The challenge is on. The moment I heard my daycare income was coming to a near halt three months earlier than anticipated, I felt like a squirrel who got caught off guard in the middle of summer. There he (the squirrel) was, merrily sitting back in the sun savoring the nuts he found, eating as he went along. Then POOF! The ice age hit and there he was, caught off guard with nothing stored for winter.
My bank account is akin to an empty storage bin. In fact, I borrowed a few too many "nuts" as I was busy living the past several summers of my life. So not only do I not have any nuts saved for winter, but I still owe Tom, Dick and Harry for all the nuts I borrowed to get me through the past several winters.
Yes, I have a good solid home to weather the seasons. There is plenty amassed within these four walls of ours (plus the four walls within the garage and playhouse as well), so even though my "nut gathering" habits have not been good ones, we won't be out in the cold or hungry. Not for a while anyway.

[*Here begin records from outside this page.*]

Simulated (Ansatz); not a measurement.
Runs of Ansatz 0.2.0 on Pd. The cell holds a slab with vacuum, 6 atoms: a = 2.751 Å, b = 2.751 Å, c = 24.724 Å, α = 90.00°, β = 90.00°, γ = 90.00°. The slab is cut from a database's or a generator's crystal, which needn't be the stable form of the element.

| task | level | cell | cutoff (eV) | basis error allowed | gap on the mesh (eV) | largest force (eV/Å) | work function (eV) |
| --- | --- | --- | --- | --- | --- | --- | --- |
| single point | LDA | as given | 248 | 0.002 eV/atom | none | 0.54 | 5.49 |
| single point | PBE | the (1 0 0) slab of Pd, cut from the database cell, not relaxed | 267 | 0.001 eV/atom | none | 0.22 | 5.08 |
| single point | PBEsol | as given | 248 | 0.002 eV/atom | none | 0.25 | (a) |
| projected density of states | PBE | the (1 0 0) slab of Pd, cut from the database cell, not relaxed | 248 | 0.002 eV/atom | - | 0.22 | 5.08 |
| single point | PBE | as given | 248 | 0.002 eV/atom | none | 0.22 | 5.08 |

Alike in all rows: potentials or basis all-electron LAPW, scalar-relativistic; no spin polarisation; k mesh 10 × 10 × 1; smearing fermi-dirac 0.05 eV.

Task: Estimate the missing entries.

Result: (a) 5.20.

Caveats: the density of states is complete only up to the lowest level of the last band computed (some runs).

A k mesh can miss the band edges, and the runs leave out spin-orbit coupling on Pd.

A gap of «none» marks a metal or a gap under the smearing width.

I started selling off the excess within a few weeks prior to finding out winter was coming early in my neck of the woods, budget wise. But when I found out the bulk of my income sources were going to be done by the end of the month, I stopped all spending immediately. Where do I go from here?
You can bet your bottom dollar that my desire to sell the excess within, is fuelled by need now. I still don't want to have to dip into these "rainy day funds" (in my deluded mind, I thought this could go towards a little holiday one day in the distant future).
My first thought is that I will need to dip into my pension after all. No matter what way I look at it, I need to pull from future income in order to pay today's bills. There is simply no other way. Those "nuts" that I was forced to save while I was part of the work force with benefits are proving to be vital to my well being at the moment. But in the idle chatter that never stops going on within the back of my mind are the words, "What can you do? What do you want to do now? What are you good at doing?" There must be a value to some of my talents, sparse as they may be. How can I make our house work for us?
Is it feasible to rent out the main floor? If each floor was ready to live independently on its own without sharing kitchen, bathroom and laundry facilities at this very moment, it would be a very viable plan. But spending money to make money right now doesn't sound like a wise idea.
What marketable skills do I have? My idea of wanting to be "the person Mom needs" - someone who could be available to take someone to a doctor's appointment, pick up groceries, drive them to the mall, tend to the house and yard and simply be a "Daughter for Hire" is something that keeps coming to mind when the house is quiet and I am still with my thoughts.
There has to be a way. There has to be. If I don't force it. If I simply let it come, the answer is within. At least I hope it is.
I'm pinning my future on an awful lot of hope and faith right now. I hope it is enough.